Jour 1596 is a less brash and more playful listen than the Hildegard LP. The first album had a darker density to its production while Jour 1596 doesn’t shy away from levity. Opener “Bach In Town” announces this vibe in a Soulquarians-meets-Arthur Russell jam about reconnection. Deland’s voice projects anticipation and coyness: “Something in me advises/ To leave you to your own devices/ Though I don’t know If I’ll see you again.”
When Billie Eilish first exploded, a raft of imitators sought to capture her breakout vibe: the breathy sound known as ASMR pop, named for the non-sexual tingling sensations it can induce. It wouldn’t be accurate to say Jour 1596 was substantially inspired by early Eilish — the production lacks Eilish’s goofiness, and both artists have a lyrical heft to match their vocal talents. Still, it’s not hard to imagine the most accessible moments of Jour 1596, like the shuffling “Pour Your Heart Out” and the crisp, smoldering “Remember Me, finding an audience broader than anything Ouri and Deland have reached individually thus far.
Jour 1596 excels in the natural fusion of its two endlessly curious artists, like they’re two hydrogen molecules coming together in search of oxygen to make pure, perfect water. Deland is best known as an acclaimed indie folk singer from her projects Someone New and Goodnight Summerland; Ouri is a classically trained composer fluent in the cello, piano, and harp, and successfully muddled this world with electronica and R&B on her 2021 solo LP, Frame of a Fauna. Moments like “Melody I Heard” aren’t located at the exact equator between the two artists but in some nebulous, new middle ground you’d never have expected.

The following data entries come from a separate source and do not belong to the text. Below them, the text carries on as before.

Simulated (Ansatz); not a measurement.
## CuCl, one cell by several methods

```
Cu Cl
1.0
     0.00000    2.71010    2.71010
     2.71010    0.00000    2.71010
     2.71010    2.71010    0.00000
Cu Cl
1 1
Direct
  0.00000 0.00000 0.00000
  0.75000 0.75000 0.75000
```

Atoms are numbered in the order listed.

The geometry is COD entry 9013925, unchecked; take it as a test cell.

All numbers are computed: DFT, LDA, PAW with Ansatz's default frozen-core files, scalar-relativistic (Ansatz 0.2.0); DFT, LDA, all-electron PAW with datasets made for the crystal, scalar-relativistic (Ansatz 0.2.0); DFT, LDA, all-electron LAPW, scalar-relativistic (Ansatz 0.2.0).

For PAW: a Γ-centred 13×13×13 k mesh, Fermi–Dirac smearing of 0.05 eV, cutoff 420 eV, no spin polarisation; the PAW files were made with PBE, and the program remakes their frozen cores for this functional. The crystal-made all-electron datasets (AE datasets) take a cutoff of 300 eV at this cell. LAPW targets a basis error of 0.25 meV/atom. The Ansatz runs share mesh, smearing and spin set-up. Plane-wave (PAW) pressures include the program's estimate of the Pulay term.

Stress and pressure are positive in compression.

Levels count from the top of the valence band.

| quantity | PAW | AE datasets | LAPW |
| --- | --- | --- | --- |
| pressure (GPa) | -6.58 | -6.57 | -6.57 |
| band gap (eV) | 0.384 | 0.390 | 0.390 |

The craft behind Jour 1596 is clear; what’s unusual is how the music digs its claws into your mind, seeming to draw its power from our engagement with it. Even with the project’s relatively protracted development, it still manages to achieve a new and deeper flow state, a lattice of its two artists’ considerable talents. Jour 1596 may not be literally holy, but it’s divine nonetheless.